A drawing of the constellation Scorpius the Scorpion with the naked–eye double star mu1 & mu2 Scorpii indicated. Drawing Nick Lomb
Dr Terry Moon is an unusual astronomer. He has a PhD in astrophysics, but works as a research physicist in another branch of physics. In his spare time though he conducts astronomical research from his backyard in suburban Adelaide. As he told the Astronomical Society of Victoria (ASV) meeting on Wednesday 14 September, he has a relatively inexpensive lens telescope with an objective or front lens of 100 mm diameter, a photometer – a device to record the brightness of stars – lent to him by the Astronomical Society of South Australia and a shed with a roll–off roof. With this simple arrangement he can record the brightness changes of stars to a high degree of accuracy.
In his talk to the ASV Terry Moon described his observations and the subsequent analysis of the bright southern star mu1 Sco. This star is prominently located in the constellation of Scorpius and is part of a naked-eyed double with mu2 Sco. The two stars are not directly associated and so do not circle around each other, but according to Terry are distantly related as they were both created in the same cloud of dust and gas about 17 million years ago.
Although mu1 Sco looks like a single star through a telescope, astronomers have established that it’s made up of two stars that are close together and are physically associated. During the circuit each component makes around the other they regularly move in front of each other and block the light from their companion. These eclipses can be detected by astronomers as dips in the combined brightness of the two stars. There are two dips – a deep dip as the light from the brighter component is blocked and a smaller dip as the light from the fainter component is blocked.
Terry Moon obtained 133 new brightness measurements of the star between 2006 and 2008. These new measurements were combined with previous measurements, including 112 made by Dr Bob Shobbrook of Sydney University that were published in 2004. As well velocity measurements made by the International Ultraviolet Explorer (IUE) satellite were also used. From all this data the parameters of the double star could be deduced with the assistance of a software package called PHOEBE that fitted the data to theoretical models.
The results are that mass of the main or primary component is 8.5 times the mass of the Sun, its width 4.1 times the width of the Sun and its surface temperature is 24 000°C. The mass of the secondary star is 5.3 times the mass of the Sun, its width is 4.4 times that of the Sun and its surface temperature is 17 000°C. Most interestingly, the analysis confirmed past suggestions that the secondary star is a bloated star with a tear-drop shape. This suggests that the less massive star was once the more massive of the two and is transferring some of its mass to the present–day primary star.

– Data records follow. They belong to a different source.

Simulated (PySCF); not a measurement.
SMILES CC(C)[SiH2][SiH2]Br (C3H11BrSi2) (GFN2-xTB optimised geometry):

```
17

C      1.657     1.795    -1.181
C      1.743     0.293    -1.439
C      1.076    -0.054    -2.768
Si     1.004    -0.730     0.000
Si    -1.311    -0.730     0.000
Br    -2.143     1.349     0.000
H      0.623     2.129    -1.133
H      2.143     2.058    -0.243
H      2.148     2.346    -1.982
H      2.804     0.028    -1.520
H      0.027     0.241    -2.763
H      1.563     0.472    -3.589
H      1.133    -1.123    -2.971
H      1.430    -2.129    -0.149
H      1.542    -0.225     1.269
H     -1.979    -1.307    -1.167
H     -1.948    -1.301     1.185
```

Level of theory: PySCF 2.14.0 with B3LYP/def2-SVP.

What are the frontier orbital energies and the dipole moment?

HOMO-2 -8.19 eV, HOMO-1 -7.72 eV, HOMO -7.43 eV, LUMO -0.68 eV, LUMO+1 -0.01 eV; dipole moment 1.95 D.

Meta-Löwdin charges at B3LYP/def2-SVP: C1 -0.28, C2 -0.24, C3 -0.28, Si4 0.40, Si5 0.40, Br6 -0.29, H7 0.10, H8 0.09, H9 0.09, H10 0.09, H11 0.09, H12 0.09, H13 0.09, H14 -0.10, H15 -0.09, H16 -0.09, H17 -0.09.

It needs to be noted that such observations of eclipsing binary stars are of great importance since they are the only way that astronomers can measure the masses and sizes of stars. As neither the mass nor the size of a single star can be measured, all our knowledge of the basic parameters of stars comes from the limited number of eclipsing double stars that have observed variations in both their brightness and their velocity.
Terry Moon’s research on mu1 Sco, carried out in conjunction with a theoretician from Flinders University in South Australia, was published in January 2010 in the prestigious astronomical journal the Monthly Notices of the Royal Astronomical Society and is a available as a preprint.
It is amazing what can be achieved from a backyard!